De Picasso a Tàpies. Claves del arte español del siglo XX en las colecciones del MNCARS

24 october, 2001 - 17 february, 2002 /
Gemeentemuseum, The Hague, Netherlands
Salvador Dalí. The Enigma of Hitler, 1939. Painting. Museo Nacional Centro de Arte Reina Sofía Collection, Madrid
Salvador Dalí. The Enigma of Hitler, 1939. Painting. Museo Nacional Centro de Arte Reina Sofía Collection, Madrid

Gathered under the title Picasso a Tàpies. Claves del arte español del siglo XX en las colecciones del MNCARS, the Museo Nacional Centro de Arte Reina Sofía presents in this exhibition a selection of works from its own collection. It proposes a broad view of the visual arts from 1900, when Pablo Picasso moved to Paris, and 1960, when the generation of Antoni Tàpies achieves international success.

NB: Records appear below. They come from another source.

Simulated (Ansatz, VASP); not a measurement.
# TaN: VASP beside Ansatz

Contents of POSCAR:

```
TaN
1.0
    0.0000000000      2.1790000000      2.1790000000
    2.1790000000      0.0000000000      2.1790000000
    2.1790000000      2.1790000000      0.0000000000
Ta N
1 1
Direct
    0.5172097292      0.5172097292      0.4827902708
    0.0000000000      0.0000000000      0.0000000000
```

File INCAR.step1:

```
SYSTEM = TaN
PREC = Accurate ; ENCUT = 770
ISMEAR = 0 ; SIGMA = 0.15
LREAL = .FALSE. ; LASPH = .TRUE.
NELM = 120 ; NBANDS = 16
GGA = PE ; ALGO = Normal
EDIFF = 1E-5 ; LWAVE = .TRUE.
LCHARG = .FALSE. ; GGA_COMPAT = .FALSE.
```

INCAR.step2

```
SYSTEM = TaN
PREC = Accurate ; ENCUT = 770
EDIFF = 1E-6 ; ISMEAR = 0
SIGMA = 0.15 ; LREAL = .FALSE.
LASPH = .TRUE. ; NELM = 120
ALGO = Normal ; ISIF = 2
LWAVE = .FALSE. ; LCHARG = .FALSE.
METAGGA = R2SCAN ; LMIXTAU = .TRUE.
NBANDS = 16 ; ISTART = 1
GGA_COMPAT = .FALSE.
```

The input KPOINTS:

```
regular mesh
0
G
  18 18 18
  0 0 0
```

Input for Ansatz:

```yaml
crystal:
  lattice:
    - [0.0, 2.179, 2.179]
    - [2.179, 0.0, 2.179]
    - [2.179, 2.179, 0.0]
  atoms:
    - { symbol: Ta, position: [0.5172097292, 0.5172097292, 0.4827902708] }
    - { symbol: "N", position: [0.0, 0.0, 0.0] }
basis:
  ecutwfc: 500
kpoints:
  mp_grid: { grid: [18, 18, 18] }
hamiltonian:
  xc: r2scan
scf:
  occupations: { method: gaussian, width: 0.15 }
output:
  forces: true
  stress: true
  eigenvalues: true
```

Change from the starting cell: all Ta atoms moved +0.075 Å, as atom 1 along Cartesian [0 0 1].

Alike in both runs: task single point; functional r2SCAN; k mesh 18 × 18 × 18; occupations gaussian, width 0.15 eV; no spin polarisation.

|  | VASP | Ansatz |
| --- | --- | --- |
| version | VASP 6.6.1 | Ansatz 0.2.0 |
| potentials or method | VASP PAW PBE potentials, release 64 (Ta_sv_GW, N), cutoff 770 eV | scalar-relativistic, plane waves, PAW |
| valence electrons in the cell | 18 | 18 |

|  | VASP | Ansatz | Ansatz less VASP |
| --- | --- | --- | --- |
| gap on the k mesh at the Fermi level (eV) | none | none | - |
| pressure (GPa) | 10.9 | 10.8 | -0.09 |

This exhibition has been specifically designed to be exhibited at the Gemeentemuseum in The Hague, an institution that, in 1959, presented an exhibition titled Jonge Spaanse Kunst where twenty-six artists who represent Spanish Abstraction and Informalism were gathered.

On this occasion sixty-seven works by thirty artists were displayed in the Dutch museum, chronologically divided into two blocks. The first corresponds to the first four decades of the twentieth century and the second to the period between 1940 and 1960. In turn, each has sections which separate the different trends and movements of each period.

The exhibition begins with the title "Alrededor del cubismo" and presents those Spaniards who develop part of their work in the Paris of the avant-garde. María Blanchard, Pablo Gargallo, Julio González, Juan Gris and Pablo Picasso make crucial contributions to the development of the Cubist movement. By Picasso there are three paintings displayed along with six preparatory sketches of Guernica (1937), work that forms part of the Museo Reina Sofia collection.

Following that the "Del novecientos al ultraísmo" section exhibits the work of Daniel González, José Gutiérrez Solana and Joaquín Torres García, three artists who have a great influence on Spanish Art of the first third of the twentieth century. They are followed by two exponents of what is called the Generation of 27: Francisco Bores, practitioner of a fantastic realism and Luis Fernández, one of the drivers of the Abstraction-Création group.

In relation to Surrealism, we see present artists such as Óscar Domínguez, Ángel Ferrant, Juan José González Bernal, Joan Miró y Juan Ismael. Included in this section is Luis Buñuel and Salvador Dalí, who work together on the films Un Chien Andalou (1929) and L'âge d'or (1930), which this exhibition dedicates a space to.

There is also a section entitled "Vallecas y el Nuevo Paisaje español," referring to the School of Vallecas, fundamental to the national avant-garde during the Thirties. The work by Alberto Sánchez, to whom the Museo Reina Sofía dedicates a retrospective in 2001, joins Benjamín Palencia and Godofredo Ortega Muñoz in this exhibition.

In the second block of this exhibition two major trends are represented, key during their twenty years on the Spanish art scene. The first, entitled "La generación abstracta" gathers contributions by the grupo El Paso, with artists like Antonio Saura, Manuel Millares, Martín Chirino y Rafael Canogar. The group from Cuenca is present through the works of Fernando Zóbel and, finally, there are three great artists who do not belong to these trends: the painter Antoni Tàpies and sculptors Jorge Oteiza and Eduardo Chillida.

The second trend during this period is presented under the title "Figuraciones de los sesenta", a section marked by realist figuration by Antonio López and the influence of Pop Art present in the work of Eduardo Arroyo. The tour of this exhibition closes with these two artists, an exhibition which addresses six decades and some of the major artistic events during the twentieth century in Spain.